Tuesday, February 12, 2008

Slide Show of our Failed Ads

This is the Picasa link to our slide show.

In-Class, Feb. 13th:

PROMPT 1

Select the visual ad that does the best job - in your opinion - according to the following rubric. We'll put the winner on the board.

RUBRIC:

1) The artist has INVENTED a product or a service (followed the prompt; s/he didn't use an existing brand name (existing companies could be mad at us for damaging their reputation ;-))

2)The artist INVENTED a well-matched slogan (didn't use an existing one)

3)The artist created a collage of pictures that go well with the slogan. The artist didn't take an existing constellation of pictures from the Web.

4) The artist used a famous person / event / well-known historical situation to integrate in the poster.

5) The pictures and/or the slogan convey something which is politically incorrect, outrageous, or offensive in a certain way: it is a failed argument.

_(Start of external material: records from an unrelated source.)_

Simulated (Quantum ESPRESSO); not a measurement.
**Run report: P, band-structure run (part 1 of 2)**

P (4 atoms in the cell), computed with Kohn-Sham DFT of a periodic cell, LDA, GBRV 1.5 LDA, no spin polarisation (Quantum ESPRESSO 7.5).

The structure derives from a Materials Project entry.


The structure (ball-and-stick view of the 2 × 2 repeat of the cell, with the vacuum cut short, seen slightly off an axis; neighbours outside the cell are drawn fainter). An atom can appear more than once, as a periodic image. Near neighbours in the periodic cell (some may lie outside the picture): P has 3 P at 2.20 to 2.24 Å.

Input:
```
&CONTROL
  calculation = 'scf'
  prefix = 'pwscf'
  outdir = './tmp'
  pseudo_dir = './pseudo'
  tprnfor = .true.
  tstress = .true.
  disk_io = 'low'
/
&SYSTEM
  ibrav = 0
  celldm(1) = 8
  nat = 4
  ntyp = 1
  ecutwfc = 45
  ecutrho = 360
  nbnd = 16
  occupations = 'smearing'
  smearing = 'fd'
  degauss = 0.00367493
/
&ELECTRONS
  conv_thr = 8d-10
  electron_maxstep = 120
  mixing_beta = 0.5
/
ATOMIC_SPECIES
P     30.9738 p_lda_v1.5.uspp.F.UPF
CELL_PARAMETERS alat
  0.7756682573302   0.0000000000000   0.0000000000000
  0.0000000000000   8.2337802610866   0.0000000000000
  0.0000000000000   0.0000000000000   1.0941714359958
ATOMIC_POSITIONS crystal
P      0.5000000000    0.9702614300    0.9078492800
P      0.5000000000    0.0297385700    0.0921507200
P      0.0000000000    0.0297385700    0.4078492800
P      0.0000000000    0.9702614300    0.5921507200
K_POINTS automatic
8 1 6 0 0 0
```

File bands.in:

6) The overall layout is like a poster, and has some aesthetic expression.


PROMPT 2:

Then, look at the corresponding criticisms posted on this blog (some are attached as comments to THIS entry; most are under Monday's blog).Pick the criticism which you think does the best job according to the following rubric (we'll equally put the winner on the board):

1) The writer pretended to be Seth Stevenson (a critic), and didn't write "The ad I created is..." Instead, the text says where the critic found this ad, and what s/he thinks about it.

2) The text clearly states WHY the argument that the poster made has failed (good analysis of an argument)

3) The text uses some sort of rhetorical figures (humor, cynicism, satire, word plays, symbolism, metaphors, jokes, allusions, rhetorical questions, sayings, proverbs, colloquialisms, slang, parallelism, etc....) to ridicule the ad, or point out its flaws.

4) The text sounds like a real criticism that could be published in a newspaper.

2 comments:

cburg said...

When one is traveling and in need of a hotel room for the evening, they generally look for something cozy and quiet. The advertisement for Hotel on Nl Street clearly is not either of these. Sheep are your typical "sweet dreams" stereotype, but in this ad they are in a pasture covered with the Nl Hotel logo on a blanket. This might be effective had the advertisers not incorporated Renee Zelwegger. She looks frightened to be in the bed she is in, and also appears to be unsure of the reason she stayed in that hotel.
I must say that I would not stay at hotel with such an advertisement. The Nl Street Hotel seems scary and mysterious (not in a good way) because of this ad alone.
-Chelsea Burg

todd said...

This advertisement is trying to convey to the consumer that smoking cigarettes with the Marlboro man is cool. In some cases this may be, but it is not cool to make a play on words at Jewish people just to sell cigarettes. This advertisement was very out of line and failed in my opinion not only with the Jewish crowd but with people with a sensitive side, who can obvioudly see that this ad is completely out of line.